Open Europe Blog

‘Staffetta’ is the most used word in the Italian media these days. It literally means ‘relay’, and it refers to the

possibility of Prime Minister Enrico Letta handing over power to a new coalition government led by Matteo Renzi – the Mayor of Florence who was elected as the new leader of Mr Letta’s centre-left Democratic Party in December.

The two are holding talks in Rome as we write this blog post, ahead of a key party meeting scheduled for tomorrow. Speculation is growing in some Italian papers that Mr Renzi already has a list of ministers in mind.
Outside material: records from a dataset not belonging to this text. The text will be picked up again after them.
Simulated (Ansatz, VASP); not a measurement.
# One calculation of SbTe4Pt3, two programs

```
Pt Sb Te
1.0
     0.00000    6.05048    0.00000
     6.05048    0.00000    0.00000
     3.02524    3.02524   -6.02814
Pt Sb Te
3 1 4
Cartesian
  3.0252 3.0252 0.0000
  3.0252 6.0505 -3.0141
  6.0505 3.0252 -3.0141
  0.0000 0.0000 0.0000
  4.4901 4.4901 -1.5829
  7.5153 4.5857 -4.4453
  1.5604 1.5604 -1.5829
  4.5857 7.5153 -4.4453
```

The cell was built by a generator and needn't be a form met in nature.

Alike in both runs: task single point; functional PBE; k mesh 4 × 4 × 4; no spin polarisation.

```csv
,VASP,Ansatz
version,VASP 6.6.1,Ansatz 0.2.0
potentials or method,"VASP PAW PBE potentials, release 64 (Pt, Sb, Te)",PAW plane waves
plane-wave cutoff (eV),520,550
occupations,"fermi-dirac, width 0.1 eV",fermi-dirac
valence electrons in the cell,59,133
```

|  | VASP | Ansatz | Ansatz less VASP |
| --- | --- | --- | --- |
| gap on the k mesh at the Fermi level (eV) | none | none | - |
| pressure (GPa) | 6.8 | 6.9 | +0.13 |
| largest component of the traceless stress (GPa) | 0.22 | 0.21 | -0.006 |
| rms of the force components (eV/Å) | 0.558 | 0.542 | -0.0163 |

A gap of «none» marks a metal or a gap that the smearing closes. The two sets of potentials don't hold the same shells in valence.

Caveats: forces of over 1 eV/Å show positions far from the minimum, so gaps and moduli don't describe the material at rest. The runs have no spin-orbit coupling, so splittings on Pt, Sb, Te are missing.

If the takeover does materialise, as looks increasingly likely if you scan the Italian press, a few points are worth keeping in mind:

  • The change of government would not change the numbers in the Italian parliament, where no party holds a majority in the Senate, the upper chamber. Renzi may be able to muster wider parliamentary support than Letta, but he would still be stuck with a diverse coalition with smaller centrist and centre-right parties – meaning that the difficulties in pushing ahead any significant political and/or economic reform would not evaporate. 
  • The handover of power would happen without an election, something which could backfire in terms of Renzi’s image vis-à-vis the electorate – not least because the Mayor of Florence has been clearly saying that he wasn’t keen on replacing Letta without a vote
  • Therefore, a better option at this point might be to pass a new electoral law quickly and call snap elections. The electoral law currently being discussed is not perfect, but it would make sure that the winning party/coalition would secure a solid majority in both houses of the Italian parliament. It could be done in time for the beginning of Italy’s rotating EU Presidency on 1 July. Indeed, this would mean two months of political paralysis because of the electoral campaign. But despite all the good intentions, Mr Letta’s government has so far hardly delivered on the big reforms it was supposed to implement. Most importantly, at the end of the process Italy would have a government which has actually come out of the polls – rather than negotiations among party leaders.